HLRS – Extending the Boundaries in Scientific Research and Commercial HPC
The High-Performance Computing Center Stuttgart (HLRS) is running one of the world’s top supercomputing sites. In close partnership with NEC Deutschland GmbH, they run additional high-performance clusters focused on providing efficient compute and storage resources for data-intensive workloads.
Founded in 1995 under the auspices of the University of Stuttgart, the HLRS is one of three members of the Gauss Center for Supercomputing (GCS), an alliance of Germany’s top three supercomputing sites. The HLRS provides scientific researchers and industry organizations with high-performance computing platforms and technologies, including services and support. The most demanding workloads in various industries and research sectors run on HLRS’ infrastructure, ranging from engineering and health to climate and mobility. The millionth job running on the supercomputer Hazel Hen, for example, was focused on multiphase flows in non-Newtonian fluids – things like toothpaste or paint – which behave differently from what’s expected assuming Newton’s laws of viscosity. Running virtual experiments, the researchers learned about similarities in flows for both kinds of fluids, enabling engineers to improve the efficiency of nozzle designs.

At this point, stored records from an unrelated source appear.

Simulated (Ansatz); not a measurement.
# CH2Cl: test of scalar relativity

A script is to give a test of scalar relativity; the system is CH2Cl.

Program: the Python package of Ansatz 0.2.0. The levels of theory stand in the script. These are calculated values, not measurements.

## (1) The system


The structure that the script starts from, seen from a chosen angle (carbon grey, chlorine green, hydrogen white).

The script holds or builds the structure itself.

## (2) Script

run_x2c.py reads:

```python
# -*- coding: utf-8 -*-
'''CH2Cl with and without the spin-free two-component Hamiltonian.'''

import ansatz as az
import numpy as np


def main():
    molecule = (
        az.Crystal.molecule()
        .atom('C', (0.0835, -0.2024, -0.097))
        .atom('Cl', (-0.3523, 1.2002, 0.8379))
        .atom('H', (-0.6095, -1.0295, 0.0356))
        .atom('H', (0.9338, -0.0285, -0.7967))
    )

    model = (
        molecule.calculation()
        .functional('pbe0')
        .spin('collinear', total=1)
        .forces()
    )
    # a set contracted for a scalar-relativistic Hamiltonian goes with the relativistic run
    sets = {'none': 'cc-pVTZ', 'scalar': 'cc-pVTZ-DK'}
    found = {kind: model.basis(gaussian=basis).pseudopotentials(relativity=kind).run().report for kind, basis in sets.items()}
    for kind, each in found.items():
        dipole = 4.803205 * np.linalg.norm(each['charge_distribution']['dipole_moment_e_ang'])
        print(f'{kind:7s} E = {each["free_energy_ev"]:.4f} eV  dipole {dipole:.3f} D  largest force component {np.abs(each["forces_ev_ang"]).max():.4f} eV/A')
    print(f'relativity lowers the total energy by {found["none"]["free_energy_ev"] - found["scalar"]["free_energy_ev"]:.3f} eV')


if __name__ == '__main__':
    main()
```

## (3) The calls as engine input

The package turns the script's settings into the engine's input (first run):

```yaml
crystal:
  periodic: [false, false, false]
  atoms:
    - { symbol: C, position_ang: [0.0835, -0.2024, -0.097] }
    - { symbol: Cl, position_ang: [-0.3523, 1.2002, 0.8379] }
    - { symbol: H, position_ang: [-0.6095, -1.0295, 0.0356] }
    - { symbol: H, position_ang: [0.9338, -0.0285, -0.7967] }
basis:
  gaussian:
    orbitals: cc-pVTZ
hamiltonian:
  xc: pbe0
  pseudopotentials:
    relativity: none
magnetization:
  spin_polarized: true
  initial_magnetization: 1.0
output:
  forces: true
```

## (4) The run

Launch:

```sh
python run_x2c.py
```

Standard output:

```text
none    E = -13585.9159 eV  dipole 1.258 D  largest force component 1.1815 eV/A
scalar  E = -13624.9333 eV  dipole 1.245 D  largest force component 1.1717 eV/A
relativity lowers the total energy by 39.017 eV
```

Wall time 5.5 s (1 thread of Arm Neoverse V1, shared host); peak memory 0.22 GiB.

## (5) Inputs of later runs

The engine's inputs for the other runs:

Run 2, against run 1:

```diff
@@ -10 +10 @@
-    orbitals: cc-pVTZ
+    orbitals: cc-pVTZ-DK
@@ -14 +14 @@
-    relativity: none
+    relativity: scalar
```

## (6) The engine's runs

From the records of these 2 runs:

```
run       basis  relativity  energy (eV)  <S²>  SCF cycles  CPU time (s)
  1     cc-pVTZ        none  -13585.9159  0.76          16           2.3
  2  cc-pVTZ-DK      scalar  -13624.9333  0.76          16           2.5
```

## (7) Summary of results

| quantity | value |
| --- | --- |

In addition, the HLRS conducts basic and applied research in high-performance computing themselves, always improving upon the efficiency of large-scale data workloads.
High-performance parallel file system with native S3 access for faster data ingest and processing
Automated management enables low-touch operations with only a small team of admins
Eliminates storage silos and enables collaborative research thanks to truly unified storage
Multi-tenancy provides strong separation of concerns and greatly facilitates operations
Meeting the Demands of Storage Capacity and Performance
Running a supercomputing site is not just about racking up compute power, but storage is also a chief concern. No matter the workload – be it automotive engineering or climate simulations – fast and reliable data access is paramount in HPC. While scaling up compute power is mostly a matter of cost, avoiding storage bottlenecks is more about smart software these days.
When HLRS entered into the next planning for an infrastructure update, storage was a major focus and had to meet three essential requirements apart from delivering performance: First, it had to be scalable to secure future growth. Second and related to the first point, it had to be manageable at scale so that capacity growth could be managed by the same team. Third, an object storage solution was needed to simplify the management of data coming into and going out of the system or, in other words, to make data access more convenient for research teams using the infrastructure.
HLRS runs very demanding workloads – for industry and research organizations alike. Whether they’re testing the crash behavior of cars or simulating turbine flows, aerodynamics, or the load-bearing capacity of structural elements, engineering-oriented enterprises and institutions require high-performance storage access for an exploding amount of data. Hence, scalability and performance are the two indispensable features of HLRS’ storage infrastructure.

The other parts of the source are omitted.